Nearly 8 000 people living on and around the railway lines on Cape Town’s central line have been fingered as the spanner in the works in the battle to get the defunct route back up and running.
Metrorail Western Cape manager Richard Walker on Tuesday told the Western Cape legislature's Standing Committee on Transport and Public Works that 7 844 dwellings have been erected on its land in Langa, Nonqubela and Philippi, affecting its ability to restore operation.
To relocate those who had built their homes on the track would require 55.9 hectares, although 1 350 homes situated next to the rail reserves would need to be cleared soonest to allow work on restoring the line to commence.
Walker said an eviction notice had been obtained and issued to the occupants of the illegal structures, while a final eviction hearing was scheduled for 27 July.
The line had not been operational since 2019 owing to vandalism.
Chair of the Prasa board, Leonard Ramatlakane, said between that time and the reintroduction of rail transport in lockdown Level 3, the "situation got worse".
The central line accommodated 60% of working people in Cape Town and restoring operations would require intergovernmental cooperation, he told the committee.
Ramatlakane said: "Prasa only has a mandate to run trains. We can't allocate land - we don't have land."
Those living on the Prasa land have shown willingness to move, but had asked for an alternative, which the state-owned enterprise said it could not commit to.
The rail service provider had been engaging with local and provincial government in hopes of finding alternative erven on which the people could be accommodated through the "swopping" of land, although this was an extensive process, he said.
DA Western Cape committee spokesperson on Transport and Public Works Ricardo Mackenzie said there had been a 66% decrease in the province's weekday train services since 2019.
Following the briefing to the committee, he said this translated to 293 fewer trains operating per day.
He would table a motion that the "current status of train operations and devolution of rail to capable sub-national governments" be debated in provincial legislature.
"The reduction in the usage of trains is not a novel circumstance in the province. As it currently stands, Prasa experienced at least 92 incidents of theft in the first six months of 2020, with more than 120 recorded in the month of July," Mackenzie said."In addition to there only being 29 functional train sets in the Western Cape - in comparison to more than 80 in 2014 - the state-owned enterprise has witnessed a drastic fall in revenue as a result and has found itself in a dangerous financial predicament."
He said while he welcomed Prasa's confirmation that R790 million would be spent over the next three years to repair and upgrade stations, it would still cost the country's fiscus at least R2.8-billion for the central line recovery programme to be completed.
GOOD's Brett Herron argued that the central line was at one point the busiest rail line in the country, saying it "can't be regarded as acceptable" that it had been inoperable for two years.

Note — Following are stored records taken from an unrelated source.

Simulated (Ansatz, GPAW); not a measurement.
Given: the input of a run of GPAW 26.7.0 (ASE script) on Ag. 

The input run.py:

"Cape Town's central line, servicing Mitchells Plain, Khayelitsha and at least 20 other communities on its route to Cape Town Central Station, was arguably South Africa's most important rail commuter line. It is the lifeblood of the city," he said after the briefing.
"Its collapse is compounded by the collapse of the MyCiTi N2 Express bus service to Mitchells Plain and Khayelitsha. This service was providing over 200 000 passenger trips a month, but has not operated since June 2019 due to the City of Cape Town's inability to resolve an impasse with the service operators."
He charged that 55 hectares of land was not that big in terms of the amount of land the various spheres of government held, saying that he was surprised that this was a stumbling block.